I recently worked through the final project in a MOOC called The Results-Oriented Web Developer Course on Udemy. The final project walks through the creation of a Node/Express web application, and deploys it to Herkou and uses MongoDB for the data store.
I wanted to migrate this application to Elastic Beanstalk and DynamoDB so that I’d have more control over the deployment and hosting of the application. Also, I work at AWS, so I’m a little more familiar with AWS services in general. Having said that, I’ve never migrated an application from MongoDB to DynamoDB, so I wanted to keep a record of the process and the things I learned. Changing from Herkou to Elastic Beanstalk is pretty straightforward, so this blog focuses on the MongoDB-to-DynamoDB transition.
If you want to jump to the finished product, it can be found at http://travelapp-dev.us-west-2.elasticbeanstalk.com.
To facilitate local testing, I use “DynamoDB Local” - a downloadable version of DynamoDB that runs locally .
DynamoDB local is available in a few different flavors. I’m using the Docker version.
Once I’ve downloaded the Docker image with docker pull amazon/dynamodb-local
, I can spin up a container
with docker run -p 8000:8000 amazon/dynamodb-local
.
To verify that it’s up and running, I can type
aws dynamodb list-tables --endpoint-url http://localhost:8000
…which returns the following.
{
"TableNames": []
}
To create some of the local tables that are needed for this application, I can use the CLI as shown below.
aws dynamodb create-table --attribute-definitions AttributeName=email,AttributeType=S --table-name users --key-schema AttributeName=email,KeyType=HASH --provisioned-throughput ReadCapacityUnits=5,WriteCapacityUnits=5 --endpoint-url http://localhost:8000
To delete the table I can type the following.
aws dynamodb delete-table --table-name users --endpoint-url http://localhost:8000
For simplicity, I don’t have to type the whole table definition at the command line. Instead, I can write the JSON object and refer to it in the request.
aws dynamodb create-table --cli-input-json file://../dynamodb/users.json --endpoint-url http://localhost:8000
Note that DynamoDB is schema-less. This means we don’t need to include any non-key attributes in AttributeDefinitions. If we include “id”, “email,” and “password” in the AttributeDefinitions, it will expect us to provide those same attributes in the KeySchema field. It’s perfectly satisfactory to include only the primary/partition key. For our users, this will be the email. For posts, callback requests, and email requests, this will be a dynamically generated unique ID.

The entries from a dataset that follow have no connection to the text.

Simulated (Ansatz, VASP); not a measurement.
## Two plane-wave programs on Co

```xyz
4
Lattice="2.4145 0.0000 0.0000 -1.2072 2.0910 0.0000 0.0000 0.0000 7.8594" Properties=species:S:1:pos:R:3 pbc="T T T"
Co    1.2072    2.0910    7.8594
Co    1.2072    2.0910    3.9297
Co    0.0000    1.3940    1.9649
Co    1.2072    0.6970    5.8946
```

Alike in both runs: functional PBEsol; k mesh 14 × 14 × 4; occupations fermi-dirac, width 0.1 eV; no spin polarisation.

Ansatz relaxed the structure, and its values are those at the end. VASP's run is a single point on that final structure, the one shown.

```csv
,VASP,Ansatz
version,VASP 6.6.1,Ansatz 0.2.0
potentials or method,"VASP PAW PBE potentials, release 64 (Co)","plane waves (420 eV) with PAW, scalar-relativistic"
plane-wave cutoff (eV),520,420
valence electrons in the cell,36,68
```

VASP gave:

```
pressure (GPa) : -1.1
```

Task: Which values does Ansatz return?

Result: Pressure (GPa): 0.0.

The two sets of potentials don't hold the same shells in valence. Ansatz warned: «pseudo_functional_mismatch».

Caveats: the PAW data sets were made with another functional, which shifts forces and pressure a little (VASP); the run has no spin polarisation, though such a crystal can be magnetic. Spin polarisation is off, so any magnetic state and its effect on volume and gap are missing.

To create the production tables, I can re-use the previous requests and remove the --endpoint_url
parameter.
aws dynamodb create-table --cli-input-json file://../dynamodb/users.json --region us-west-2
aws dynamodb create-table --cli-input-json file://../dynamodb/posts.json --region us-west-2
Because this leads to a growing number of CLI inputs, I’d rather just define the whole collection of tables with CloudFormation.
I ended up using a CloudFormation template to define all the necessary tables in one file, as shown below.
Resources:
TravelAppUsers:
Type: AWS::DynamoDB::Table
Properties:
BillingMode: PAY_PER_REQUEST
AttributeDefinitions:
- AttributeName: email
AttributeType: S
KeySchema:
- AttributeName: email
KeyType: HASH
TableName: TravelAppUsers
TravelAppPosts:
Type: AWS::DynamoDB::Table
Properties:
BillingMode: PAY_PER_REQUEST
AttributeDefinitions:
- AttributeName: id
AttributeType: S
KeySchema:
- AttributeName: id
KeyType: HASH
TableName: TravelAppPosts
TravelAppCallbackRequests:
Type: AWS::DynamoDB::Table
Properties:
BillingMode: PAY_PER_REQUEST
AttributeDefinitions:
- AttributeName: id
AttributeType: S
KeySchema:
- AttributeName: id
KeyType: HASH
TableName: TravelAppCallbackRequests
TravelAppEmailRequests:
Type: AWS::DynamoDB::Table
Properties:
BillingMode: PAY_PER_REQUEST
AttributeDefinitions:
- AttributeName: id
AttributeType: S
KeySchema:
- AttributeName: id
KeyType: HASH
TableName: TravelAppEmailRequests
To deploy, I type
aws cloudformation deploy --template-file ./dynamodb/dynamodb_cloudformation.template.yaml --stack-name TravelApp
Now let’s look at each of these tables in more detail.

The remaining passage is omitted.